And we loved it. I cook everything that I can in it, from oatmeal to ratatouille:
Since then, we've acquired a couple new pieces including a blue cast iron and stainless steel sauce pans. I can't even fully explain how much I love my Creuset cookware. It feels durable (hello? cast iron), it looks pretty, and the food cooks fast and evenly.
If you've ever priced out Creuset, you know it's pretty expensive...which is why we've only got a few pieces. We actually scored all the cast-iron enamel pieces (undoubtedly the most expensive) for about 40% off each during various sales at their outlet (seriously, their outlet is the way to go - Williams-Sonoma, on the other hand is the way to go into debt - sorry W-S, but your deals just aren't as good.) The stainless steel sauce pan we got for 25% which was fine because their stainless steel isn't nearly as expensive per piece. I think we've only got a couple more pieces to get and we're covered like a tight fitting lid (bud-um-psshhh) as far as our cookware is concerned (and if you're curious, that would be a skillet and stock pot.) I never thought that I would ever spend so much on cookware, but when you consider that cast iron is considered "generation cookware" because of how long it lasts, I feel much better about it. I've heard from a lot of people who still have their grandmother's cast iron pans and they swear by them.
Onto the weight - they're heavy, plain and simple. While we're still young and agile, the though of lugging a bunch of cast iron around is not my idea of a good time. We used to keep our old cookware in a cabinet next to our oven, but even while it held every piece of our 12-set pots and pans, it wasn't convenient. Because we had no more room in said cabinet, I had been keeping my beautiful Creuset pieces out on the stove or counter so I could look at them and stop by to say hello periodically throughout the day. When I went on my cleaning rampage last week, I threw out our countertop convection oven that we hadn't used in for.ev.er. Now that we had this nice big space on the counter between our stove and sink, I thought, Hey! Why don't I build a shelf for my Creuset pots? So I did.
I used scrap wood that I had laying around, however I did have to pick up some new dark walnut stain because the stuff I had was OLD (and I need it for another project as well) and some Safecoat Acrylacq to seal it. The building itself wasn't too bad, and I finally got to break out the Kreg Jig:
Sorry for the grain, took it with my phone =)
While I don't have any pictures of the subsequent steps, I used a nailer to attach the top, finished sanding, then did two thin and even coats of both stain and sealer with a light sanding in between the layers of sealer.

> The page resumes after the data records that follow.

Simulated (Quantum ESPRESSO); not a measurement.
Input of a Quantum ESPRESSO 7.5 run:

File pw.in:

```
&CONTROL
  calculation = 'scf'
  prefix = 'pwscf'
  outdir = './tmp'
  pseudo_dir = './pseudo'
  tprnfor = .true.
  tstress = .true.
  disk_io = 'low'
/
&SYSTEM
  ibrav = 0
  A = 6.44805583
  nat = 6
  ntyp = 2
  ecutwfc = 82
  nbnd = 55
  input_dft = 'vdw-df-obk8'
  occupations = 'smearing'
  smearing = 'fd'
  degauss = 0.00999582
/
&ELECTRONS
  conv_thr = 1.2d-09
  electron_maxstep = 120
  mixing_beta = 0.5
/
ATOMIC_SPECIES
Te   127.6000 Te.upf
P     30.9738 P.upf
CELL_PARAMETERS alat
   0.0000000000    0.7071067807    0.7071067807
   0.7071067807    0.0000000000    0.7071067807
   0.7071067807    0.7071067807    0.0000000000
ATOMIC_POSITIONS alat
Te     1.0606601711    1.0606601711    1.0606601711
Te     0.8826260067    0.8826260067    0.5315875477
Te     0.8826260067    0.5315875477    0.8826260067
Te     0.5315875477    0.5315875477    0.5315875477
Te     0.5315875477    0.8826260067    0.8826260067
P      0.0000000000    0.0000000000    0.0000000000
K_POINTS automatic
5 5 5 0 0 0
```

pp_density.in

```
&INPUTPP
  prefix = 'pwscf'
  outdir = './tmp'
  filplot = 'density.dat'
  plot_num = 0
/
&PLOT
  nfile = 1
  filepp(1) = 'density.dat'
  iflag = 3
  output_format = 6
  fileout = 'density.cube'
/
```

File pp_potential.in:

This was my first time staining/sealing anything, so I was scurred. Almost to the point where I considered not finishing it at all, but if it was going in the kitchen with all the steam and grease, it had to be. After staring it down for a few hours, I jumped in and it went fairly well. I let the stain dry for a good 48+ hours (even though the can only says 24 hours if finishing with a waterborne finish) but because we've had lower temps it needed the extra dry time. The sealer dried fast, and went on smooth since I used thin coats and did my best NOT to go over previously applied sealer as it was drying.
Here's what it looks like in it's new home:
Isn't it lovely? There won't be any modesty here folks, it looks (and feels) awesome! I seriously can't even believe I didn't completely screw it up. Now when I stop by to say hello to my pots I also cop a feel of my new smooth and shiny shelf. I'm also giving it bonus points for taking up even less space than that used-less-than-once-per-year toaster oven. Booyah.
I love combining beauty and functionality, all while doing something I love. So now it's your turn. Have you built anything lately that has made your daily life significantly better? Tell me about it!